With the ever increasing costs of college education, expensive four-year residential colleges may not be the best option for everyone. In many cases, attending a community college first and then transferring to a university is the smartest choice a student can make. Here are ten reasons why:
1. Community colleges are cheaper
Attending a community college costs a lot less than public or private four-year college because local taxpayers fund them in part, so students can get affordable education, a higher paying job in the future and contribute back to the community. If you don’t have enough savings and your test scores aren’t that great to win a merit scholarship, community college is a great option which can save you thousands of dollars.
2. Flexible learning schedule
At most community colleges you can take weekend and evening courses, so you have more time juggling other obligations in your life like a job and family. Regular colleges rarely offer this type of schedule; generally you’ll be busy with classes and studying throughout the day, leaving you with very little time for anything else. Besides that, you can work with your instructors to make up for missed coursework online, and what’s more, many education programs in community colleges are available as online degrees.
3. Your test scores or grades are weak
If your tests scores and grades aren’t that great to get you into a four-year college, don’t be discouraged. Community colleges offer open admissions which means that you can use this time to build your academic skills and gain experience. Later, if you decide to transfer to a four-year school, the transfer admissions office will consider your college grades as much more important than your high school record.
4. Convenient Locations
Community colleges are usually conveniently located at the hearts of towns and cities, where you can use public transportation to and from your classes, thus saving money in travelling expenses. As an added incentive, many community colleges have daycare facilities on the premises for students with children.

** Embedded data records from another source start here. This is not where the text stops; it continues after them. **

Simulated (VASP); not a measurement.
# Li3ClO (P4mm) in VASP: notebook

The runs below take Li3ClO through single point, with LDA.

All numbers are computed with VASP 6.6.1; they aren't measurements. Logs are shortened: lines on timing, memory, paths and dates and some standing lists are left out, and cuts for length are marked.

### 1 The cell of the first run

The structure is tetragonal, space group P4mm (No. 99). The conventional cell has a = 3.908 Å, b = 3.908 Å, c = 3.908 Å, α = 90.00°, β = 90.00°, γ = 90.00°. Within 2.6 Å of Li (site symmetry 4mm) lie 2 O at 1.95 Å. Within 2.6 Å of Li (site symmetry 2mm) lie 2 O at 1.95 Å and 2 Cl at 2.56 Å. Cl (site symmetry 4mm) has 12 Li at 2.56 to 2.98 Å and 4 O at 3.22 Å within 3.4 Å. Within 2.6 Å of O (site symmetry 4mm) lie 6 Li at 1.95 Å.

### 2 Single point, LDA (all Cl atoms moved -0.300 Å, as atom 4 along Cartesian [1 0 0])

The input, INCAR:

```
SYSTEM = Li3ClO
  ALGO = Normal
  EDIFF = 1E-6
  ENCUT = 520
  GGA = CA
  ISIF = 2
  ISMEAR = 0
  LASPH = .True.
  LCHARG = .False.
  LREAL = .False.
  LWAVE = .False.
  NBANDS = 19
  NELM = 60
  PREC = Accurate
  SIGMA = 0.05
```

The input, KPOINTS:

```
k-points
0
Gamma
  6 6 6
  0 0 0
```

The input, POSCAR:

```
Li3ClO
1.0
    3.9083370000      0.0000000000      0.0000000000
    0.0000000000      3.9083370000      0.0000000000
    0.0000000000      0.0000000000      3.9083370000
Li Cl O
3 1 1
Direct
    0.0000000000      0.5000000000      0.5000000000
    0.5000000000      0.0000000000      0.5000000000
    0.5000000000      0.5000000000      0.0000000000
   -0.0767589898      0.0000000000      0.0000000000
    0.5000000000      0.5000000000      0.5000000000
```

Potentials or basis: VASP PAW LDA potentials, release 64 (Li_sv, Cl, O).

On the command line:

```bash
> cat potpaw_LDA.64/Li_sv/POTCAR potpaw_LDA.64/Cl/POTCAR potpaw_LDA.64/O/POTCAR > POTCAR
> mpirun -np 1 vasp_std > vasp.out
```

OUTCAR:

5. Certification and Associate Degree Programs
Some technology and service careers don’t require a four-year degree but just a certificate or an associate degree, and the type of specialized training you need is only available at community colleges.
6. Small class sizes
Class sizes at community colleges are usually small, allowing you to get close one-on-one attention from your instructors.
7. You’re not sure whether you should go to college
Most students feel that they should go to college because that’s what’s expected of them but they’re not quite sure why. If this applies to you, community college can be a good choice. There you can try out some college-level courses and see if this is something you want to do. After all, the number of freshmen signing up for college is far greater than the number of students who actually graduate.
8. Transferable credits
You can take some classes at a community college and then transfer to a college or university bachelor program for continuous education. Most universities accept many if not all of the credits from two year schools. By doing so you’ll not only save money but you’ll also be able to finish with core requirements and subjects at the community college and concentrate on your major while attending university.
Some community colleges have sports and athletic teams (football, basketball, swimming, etc.)
10. Quality of education
While many people consider community college education to be not as good as that in private schools or universities, it is a key access point to higher education. So if you’re still hesitant about attending a community college first, don’t be. Many successful people start out at such colleges.